How Many Times Do I Have To Say This?!

*** Content Warning: descriptions of the potential sexual coercion of children ***

Is spanking child abuse? I know many studies have found that spanking leads to violent and antisocial behavior, but should it be considered abuse?

There are many different responses to this issue.  Some are for spanking children, if administered “with love” and “without anger,” and many are against spanking children (such as myself) because it’s an ineffective discipline technique and physically and emotionally abusive. But I’m going to go in a different direction. …

SPANKING AS A DISCIPLINE TECHNIQUE FOR CHILDREN IS A DEEPLY FUCKED-UP CULTURAL PRACTICE.

Spanking, like it or not, has a sexual element. You as the adult “spanker” may not intend that … at all … but it’s still there.

Even many people that endorse spanking stop after children reach puberty or begin to develop secondary sex characteristicsIf spanking doesn’t have a sexual element, then why would the practice have to be stopped because of age? Because even spankers that don’t intend to introduce a sexual element to their “discipline” realize the inherently sexual nature of spanking.

And even if you as an adult don’t see children in a sexual fashion, [CAUTION—EXTREME CONTENT WARNING] sexually abusive adults that do can manipulate access to the private parts of young individuals trained to submit to spankings. Is that really what you want to be teaching children? That adults with good community standing and sterling reputations that love you (or claim to) nonetheless can have access to your buttocks?

If we teach children that their bodies are inviolate and wholly their own, yet leave this one backdoor open (pun intended) for bodily violation, who do you think benefits from that?

And, no, making the spanking hard enough or clothed enough doesn’t remove the sexual element. It increases it for many individuals. And reducing the intensity or forcefulness of the spanking … or using an implement instead of a bare hand, or vice versa … or making sure that the spanker is the same gender as the spankee … doesn’t mitigate the erotic elements either. What I just described doesn’t sound like any kind of activity adult caregivers should be having with their minor charges. It sounds like erotic negotiation between kinky adults.

ALL THE “NO’s” … EVER … IN THE ENTIRE UNIVERSE.
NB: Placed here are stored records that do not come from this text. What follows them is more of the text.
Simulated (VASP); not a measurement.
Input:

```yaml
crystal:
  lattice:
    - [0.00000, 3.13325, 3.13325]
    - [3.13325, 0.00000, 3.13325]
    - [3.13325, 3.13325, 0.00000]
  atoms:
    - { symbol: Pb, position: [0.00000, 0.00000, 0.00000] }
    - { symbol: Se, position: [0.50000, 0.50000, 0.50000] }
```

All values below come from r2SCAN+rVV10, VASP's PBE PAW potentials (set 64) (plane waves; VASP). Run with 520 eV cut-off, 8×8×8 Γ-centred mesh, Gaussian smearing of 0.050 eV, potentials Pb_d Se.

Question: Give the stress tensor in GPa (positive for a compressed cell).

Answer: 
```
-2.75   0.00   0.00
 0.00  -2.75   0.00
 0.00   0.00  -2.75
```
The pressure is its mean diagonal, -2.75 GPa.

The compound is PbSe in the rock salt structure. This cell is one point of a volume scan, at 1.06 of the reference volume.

Addendum: This doesn’t even take into account any involuntary sexual responses children/pre-adult adolescents might have in reaction to this particular kind of abuse. Way to fuck up a kid even more than the inflicted physical and emotional abuse already would.

Addendum 2: Ignore the 13th paragraph of the second link as anti-BDSM claptrap (for the adult, ethical, and voluntary type, that is).